On October 8, 2000, about 1400 Pacific daylight time, a WSK-PZL Warzawa-Okecie PZL-104 Wilga 80, N80EG, registered to and operated by the airline transport pilot as a 14 CFR Part 91 personal flight, veered off the runway at Stark's Twin Oaks Airpark, Hillsboro, Oregon, and collided with ground debris. Visual meteorological conditions prevailed at the time and no flight plan was filed for the local flight. The aircraft was substantially damaged and the pilot and his passenger received minor injuries.

During a telephone interview and subsequent written statement, the pilot reported that the landing on runway 2 was normal with the main landing gear touching first, then the tail wheel. The pilot reported that the aircraft was rolling out at approximately 25-30 knots when it suddenly veered to the left. The pilot applied full right rudder control with little braking action. The aircraft continued to the left and the pilot applied full right braking action with no effect. The airplane exited the side of the runway onto the grass heading for a debris pile located about 75 feet from runway centerline. The pilot reported that he then applied full power to takeoff for the go-around. The aircraft straightened out and the pilot pulled back on the control stick. The airplane lifted off just prior to the left side elevator striking a three-foot high concrete block among the debris pile. The aircraft touched down beyond the debris pile and nosed over.

Later the pilot reported that the tail wheel axle broke on touch down and caused the airplane to veer to the left.

During a telephone interview with the passenger, she reported that everything seemed normal until the landing roll when the airplane suddenly veered to the left "steeply" and exited the side of the runway onto the grass. She stated that she saw the pile of debris and that the pilot added power. She stated that she thought that the airplane did lift off, but then nosed down and over.

Witnesses reported that the aircraft had just landed when it suddenly veered to the left. Engine power was heard to increase as the aircraft exited the side of the runway at about mid-field. The aircraft traveled about 40 feet when the aircraft struck a pile of debris. The airplane then nosed down and subsequently nosed over, coming to rest inverted.

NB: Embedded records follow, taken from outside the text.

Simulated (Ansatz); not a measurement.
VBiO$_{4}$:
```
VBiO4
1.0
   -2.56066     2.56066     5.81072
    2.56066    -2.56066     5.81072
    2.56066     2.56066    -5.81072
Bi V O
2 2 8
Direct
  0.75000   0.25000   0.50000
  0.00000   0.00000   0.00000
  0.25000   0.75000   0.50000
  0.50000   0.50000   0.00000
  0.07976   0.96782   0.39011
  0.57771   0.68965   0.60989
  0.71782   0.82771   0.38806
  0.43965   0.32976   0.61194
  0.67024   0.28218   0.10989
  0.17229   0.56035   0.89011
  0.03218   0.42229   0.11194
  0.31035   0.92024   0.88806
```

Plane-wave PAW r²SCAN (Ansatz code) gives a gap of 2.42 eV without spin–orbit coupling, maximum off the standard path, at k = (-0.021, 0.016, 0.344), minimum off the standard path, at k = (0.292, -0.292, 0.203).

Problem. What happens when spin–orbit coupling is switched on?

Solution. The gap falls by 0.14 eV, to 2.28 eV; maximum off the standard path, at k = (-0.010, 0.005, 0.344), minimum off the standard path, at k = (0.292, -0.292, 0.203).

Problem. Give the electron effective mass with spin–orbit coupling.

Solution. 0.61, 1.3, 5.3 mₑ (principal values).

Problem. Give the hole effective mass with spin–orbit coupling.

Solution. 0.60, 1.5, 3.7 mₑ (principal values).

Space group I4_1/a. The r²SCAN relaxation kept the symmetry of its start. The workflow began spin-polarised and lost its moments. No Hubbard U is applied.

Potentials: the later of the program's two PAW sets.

The Federal Aviation Administration Inspector from the Hillsboro, Oregon, Flight Standards District Office (FSDO), who responded to the accident site reported that he observed a single tire tread mark that departed the left side of the runway and continued in the grass for about 80 feet. The debris pile was located about 40-feet from the runway edge. The debris pile was approximately 50 feet beyond and in line with the end of the tire mark in the grass. A cement block measuring about three feet in height was among the debris in the pile. The inspector noted red, white and blue paint chips on and around this block. About 10 to 15 feet from the cement block, the inspector found a damaged section of the horizontal stabilizer STOL fence which is painted red, white and blue. About 80 feet from the debris pile, the main wrecked came to rest inverted. The tail wheel was found about half way between the debris pile and the wreckage. The inspector reported that he inspected the main wheel assemblies. The left main wheel was undamaged and free spinning. The brake assembly appeared intact and functional. The right main wheel was damaged, but the brake assembly appeared intact. The tail wheel assembly appeared intact, however, the tail wheel attachment/pivot point was damaged.

On October 31, 2000, another inspector from the FSDO inspected the main wheel brake assembly and the steerable tail wheel assembly. The inspector reported that the brake cylinder and housing was functional. The hydraulic piston did not bind on application and the housing was free to follow the action of the brake disc. During the inspection of the tail wheel, the inspector found that the tail wheel axle shaft was broken.

The axle shaft was taken to Northwest Labs, Seattle, Washington, by the pilot's insurance company's insurance adjuster from Pac Northwest, Redmond, Washington. The metallurgist visually inspected the axle shaft and reported that the failure was due to overload.